Please bear with me while I engage in the following diatribe about: “Why Is It So Darn Difficult to Connect Apache and Tomcat?” Anyone who has worked with mod_jk/mod_jk2 and its ilk know that connecting Apache and Tomcat over AJP (Apache JServ Protocol) is probably one of the more difficult server configuration tasks out there.

A little history: When Tomcat was still Apache/JServ (way back in the day), there was a mod_jserv that managed the AJP pipe between the front-end HTTP server (i.e. Apache HTTPD 1.x) and the back-end application server (JServ). Eventually, this evolved into mod_jk for the first series of Tomcat application servers.

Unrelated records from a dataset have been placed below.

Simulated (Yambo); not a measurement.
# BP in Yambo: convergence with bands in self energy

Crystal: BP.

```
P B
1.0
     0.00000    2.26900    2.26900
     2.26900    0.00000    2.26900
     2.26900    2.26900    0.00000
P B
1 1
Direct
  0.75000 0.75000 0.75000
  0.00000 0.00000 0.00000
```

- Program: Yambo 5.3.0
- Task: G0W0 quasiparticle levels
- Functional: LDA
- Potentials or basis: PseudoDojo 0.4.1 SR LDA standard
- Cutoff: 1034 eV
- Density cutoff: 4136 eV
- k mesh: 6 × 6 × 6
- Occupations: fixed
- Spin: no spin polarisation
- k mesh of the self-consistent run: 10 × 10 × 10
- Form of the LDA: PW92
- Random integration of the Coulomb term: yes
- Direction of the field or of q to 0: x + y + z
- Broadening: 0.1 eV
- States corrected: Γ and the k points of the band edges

All well and good, and the configuration is fairly straightforward, up to the point of actually talking to your web application: the dreaded JkMount syntax. The example directive looks like this:

JkMount /examples/* worker1

There are a number of problems with this syntax. First, it unnecessarily ties the paths that you use to access the web application from the backend with those that you use on the front-end. So for instance, I have no way to specify that I actually want to map “/julians_examples” on the front-end to “/examples” on the backend. Want to do that? Sorry — time to institute some kind of mod_rewrite hackery. Secondly, the “*” doesn’t mean what you think it means! It’s not a wildcard, so you can’t selectively map stuff; for instance, I can’t say JkMount /examples/foo* to map all resources starting with foo to the application server. This will tell AJP to look for a resource matching, literally, “/examples/foo*” and of course will fail as there’s no resource with that asterisk in there.

Ok, so along comes mod_jk2, which is supposed to be a refactoring of mod_jk. It has certain improvements, such as the ability to talk over a shared UNIX socket (instead of using a network-based AJP protocol), the configuration is simplified again, etc. But again, the web application mapping problem is prevalent! The syntax to map the front-end to the back-end is like this:

<Location "/foo"> JkUriSet worker ajp13:backend-server:8009 </Location>

ARGH! Still no way to specify that the front-end /foo should be mapped to some other back-end path!

Why is this so difficult? And why do we have so many connector projects (like mod_webapp) that have died? A few years ago, I looked into mod_webapp‘s WARP protocol and it seemed to be a breath of fresh air over this antique AJP13 protocol. What happened to it?

I should mention as a postscript that maybe, maybe, in HTTPd 2.1, the new mod_proxy_ajp will solve my problems. Its syntax looks like this:

<Location /examples/> ProxyPass ajp://backend-server:8009/examples/ </Location>

Wow! Finally a way to say that I should map something on the front-end to a path that could possibly be different on the back-end.

I don’t understand why it’s taken us ten years (and counting) to get to this state. Is it just me that thinks this is totally bonkers?

As a footnote to this, I get the sense from the documentation that AJP13 is a very poorly documented protocol, and is still around simply due to momentum. Read these statements from the documentation, for example:

"This describes the Apache JServ Protocol version 1.3 (hereafter ajp13 ). There is, apparently, no current documentation of how the protocol works. "
"In general, the C code which Shachor wrote is very clean and comprehensible (if almost totally undocumented)."
"I also don’t know why certain design decisions were made. Where I was able, I’ve offered some possible justifications for certain choices, but those are only my guesses."

Undocumented code? Unjustifiable design decisions? Little current documentation about how the protocol works?

It’s things like this that are killing us in the Open Source community. I find it pretty difficult to pitch Tomcat as a worthy alternative to IBM WebSphere or BEA WebLogic when we have this kind of cruft sitting around, pretending to be an "enterprise-worthy" solution.